Excitement continues in the plant room with all of the seedlings coming into first flower. The latest seedling to flower from the cross P. 'Asa Blue' x begoniifolia. Again, something new! This flower has some reddish and pinkish pigment. Note the reddish pigment in the upper petals near the base and at the base of the throat. (The picture doesn't do it justice!). This flower is quite large...the largest so far, and the petals are very broad and rounded with an unusual "serration" along the margin (I have no idea where that came from??!!) A different shape than any of the Pets we have so far. While the plant is still tiny, it is putting out a great number of buds.

The new seedling, (left) with a sibling (right...the more typical shape so far), to show the different shape of the new flower. The flower is large, and the peduncle is nice and short, and strong. This one has a lighter pinkish color also, sort of mauve in color. It definately deserves to be kept for further evaluation. Foliage has a nice purple band around the can be seen in this photo.

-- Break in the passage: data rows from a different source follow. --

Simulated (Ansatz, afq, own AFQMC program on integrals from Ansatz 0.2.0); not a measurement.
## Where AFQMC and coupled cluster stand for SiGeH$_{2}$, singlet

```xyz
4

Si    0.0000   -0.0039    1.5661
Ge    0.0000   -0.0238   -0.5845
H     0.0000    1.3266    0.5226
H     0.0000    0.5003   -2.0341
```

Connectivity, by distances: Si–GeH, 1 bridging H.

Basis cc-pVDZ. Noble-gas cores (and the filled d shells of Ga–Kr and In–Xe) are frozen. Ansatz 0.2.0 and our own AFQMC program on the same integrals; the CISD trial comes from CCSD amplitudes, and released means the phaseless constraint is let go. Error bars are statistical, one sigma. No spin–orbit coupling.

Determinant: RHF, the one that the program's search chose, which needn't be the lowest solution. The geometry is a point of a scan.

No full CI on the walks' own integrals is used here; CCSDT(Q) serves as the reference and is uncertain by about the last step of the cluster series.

Photo of P. nervosa in flower. I love this species. The blue flowers floating above the silvery leaves.
One last comment that I keep getting lots of questions via email about. Shallow pots. Let me just say, if you are struggling with growing first bit of advice is always... "Shallow pots, shallow pots, shallow pots!!!". Once after giving a talk where I had just advocated and preached the virtues of using shallow pots for Petrocosmea culture, a lady came up and proudly announced that she NEVER used shallow pots and her Petrocosmeas won awards all the time in standard pots. She was quite proud of herself and her Petrocosmeas and wanted to let me know that I was mistaken. It was a fun conversation and I got a chuckle out of it. YES, Petrocosmea can be grown very well in standard pots. I'm sure prize-winning specimens could be grown in pots three feet deep if one wanted to adjust culture to accomodate this. But, in my experience, shallow pots prevent a lot of extra effort and disappointment from root rot when the large volume of soil results in soil staying damp for too long. Shallow pots, allow more air to get to the roots, more horizontal room for the shallow and wide root system to roam and great evaporative surface area to increase humidity, keep roots cool, and again, allow soil to dry quickly after watering. They just work better for me. I've used them in the humid and hot south of the USA, the mountains of West Virginia, and now the cooler climate here in Pennsylvania. I use them in windowsill culture and under lights, with top watering, bottom watering, mat watering and wick watering, all with better results than I get from a taller, deeper, narrower standard pot. And, the plants seem to shape up better, with nicer symmetry with the wider diameter of the shallow pots or "pans" as they are usually called. But, to answer the question I keep getting, YES, Pets can be grown quite successfully in standard pots as long as one is cautious of the potential for root rot. As for me, I'll use shallow pots.

Sunday, October 18, 2009

Tribute to a Lovely Lady - P. 'Rosemary Platz'

The flower of Petrocosmea 'Rosemary Platz', my first hybrid. The flower shows the influence of both parents. A lovely sky blue from P. sericea, with the yellow in throat from P. rosettifolia #3.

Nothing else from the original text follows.